SuperWordLoopUnrollAnalysis and loop unrolling

classic Classic list List threaded Threaded
6 messages Options
Reply | Threaded
Open this post in threaded view
|  
Report Content as Inappropriate

SuperWordLoopUnrollAnalysis and loop unrolling

Andrew Haley
If I set SuperWordLoopUnrollAnalysis=true, then AArch64 C2 stops after
unrolling a simple loop 4 times.  If I set
SuperWordLoopUnrollAnalysis=false, it stops after unrolling 16 times.
Why is is that SuperWordLoopUnrollAnalysis limits unrolling in this
way?

The info says
"Map number of unrolls for main loop via Superword Level Parallelism
analysis" but that doesn't help me very much.  Only AArch64 and x86
set this option.

Thanks,

Andrew.
Reply | Threaded
Open this post in threaded view
|  
Report Content as Inappropriate

Re: SuperWordLoopUnrollAnalysis and loop unrolling

Vladimir Kozlov
Try to run debug VM with -XX:+TraceSuperWordLoopUnrollAnalysis.

It could be https://bugs.openjdk.java.net/browse/JDK-8175096

Vladimir

On 4/12/17 10:22 AM, Andrew Haley wrote:

> If I set SuperWordLoopUnrollAnalysis=true, then AArch64 C2 stops after
> unrolling a simple loop 4 times.  If I set
> SuperWordLoopUnrollAnalysis=false, it stops after unrolling 16 times.
> Why is is that SuperWordLoopUnrollAnalysis limits unrolling in this
> way?
>
> The info says
> "Map number of unrolls for main loop via Superword Level Parallelism
> analysis" but that doesn't help me very much.  Only AArch64 and x86
> set this option.
>
> Thanks,
>
> Andrew.
>
Reply | Threaded
Open this post in threaded view
|  
Report Content as Inappropriate

Re: SuperWordLoopUnrollAnalysis and loop unrolling

Yang Zhang
In reply to this post by Andrew Haley
Hi Andrew

Now I also investigate the loop unroll mechanism in aarch64/arm64 C2 too.

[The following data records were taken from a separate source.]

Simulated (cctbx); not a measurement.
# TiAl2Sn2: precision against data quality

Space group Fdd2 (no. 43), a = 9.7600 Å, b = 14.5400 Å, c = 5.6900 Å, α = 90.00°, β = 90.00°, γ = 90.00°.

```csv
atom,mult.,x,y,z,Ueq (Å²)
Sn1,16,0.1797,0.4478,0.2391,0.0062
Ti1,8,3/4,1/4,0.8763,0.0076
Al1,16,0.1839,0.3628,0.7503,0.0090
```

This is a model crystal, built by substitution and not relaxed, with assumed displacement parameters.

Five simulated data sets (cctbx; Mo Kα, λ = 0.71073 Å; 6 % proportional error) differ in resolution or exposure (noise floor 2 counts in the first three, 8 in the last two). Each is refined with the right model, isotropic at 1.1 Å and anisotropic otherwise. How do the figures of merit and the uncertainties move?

Take the vectAddInt as an example, my debug information is listed as follow:

Java example:
public static void vectAddInt(
          int[] a,
          int[] b,
          int c) {
    for (int i = 0; i < LENGTH; i++) {
      a[i] = b[i] + c;
    }
  }

For aarch64 C2 with SuperWordLoopUnrollAnalysis=false:
loop unroll is controlled by comparing body_size and LoopUnrollLimit
("Unroll loop bodies with node count less than this") in function
policy_unroll. When loop unroll is 8 times, body_size is big enough
and it stops.

For aarch64 C2 with SuperWordLoopUnrollAnalysis=true:
First loop unroll is controlled by policy_unroll_slp_analysis. When
loop unroll is 4 times, vectorization happens.
Then loop unroll is controlled by comparing body_size and
LoopUnrollLimit. When loop unroll is 32 times, body_size is big enough
and it stops.

My test result is just opposite with your description. Could you
provide your test case?

Regards
Yang

On 13 April 2017 at 01:22, Andrew Haley <[hidden email]> wrote:

> If I set SuperWordLoopUnrollAnalysis=true, then AArch64 C2 stops after
> unrolling a simple loop 4 times.  If I set
> SuperWordLoopUnrollAnalysis=false, it stops after unrolling 16 times.
> Why is is that SuperWordLoopUnrollAnalysis limits unrolling in this
> way?
>
> The info says
> "Map number of unrolls for main loop via Superword Level Parallelism
> analysis" but that doesn't help me very much.  Only AArch64 and x86
> set this option.
>
> Thanks,
>
> Andrew.
Reply | Threaded
Open this post in threaded view
|  
Report Content as Inappropriate

Re: SuperWordLoopUnrollAnalysis and loop unrolling

Andrew Haley
On 14/04/17 10:21, Yang Zhang wrote:
> My test result is just opposite with your description. Could you
> provide your test case?

    // @Benchmark
    public int[] sameArrayClass(BenchmarkState state) {
        for (int i = 0; i < INITSIZE; i++) {
            state.b[0] = state.b[1];
            state.b[1] = state.b[2];
            state.b[2] = state.b[3];
            state.b[3] = state.b[0];

            state.b[0] = state.b[1];
            state.b[1] = state.b[2];
            state.b[2] = state.b[3];
            state.b[3] = state.b[0];

            state.b[0] = state.b[1];
            state.b[1] = state.b[2];
            state.b[2] = state.b[3];
            state.b[3] = state.b[0];

            state.b[0] = state.b[1];
            state.b[1] = state.b[2];
            state.b[2] = state.b[3];
            state.b[3] = state.b[0];
        }
        return state.b;
    }

This is not vectorizable, but SuperWordLoopUnrollAnalysis=true disables
the unrolling which would make it faster.

Andrew.

Reply | Threaded
Open this post in threaded view
|  
Report Content as Inappropriate

Re: SuperWordLoopUnrollAnalysis and loop unrolling

Yang Zhang
Hi Andrew

I have run this test case.

For aarch64 C2 with SuperWordLoopUnrollAnalysis=false:
Loop unroll is still controlled by comparing body_size. When loop
unroll is 16 times, body_size is big enough and it stops.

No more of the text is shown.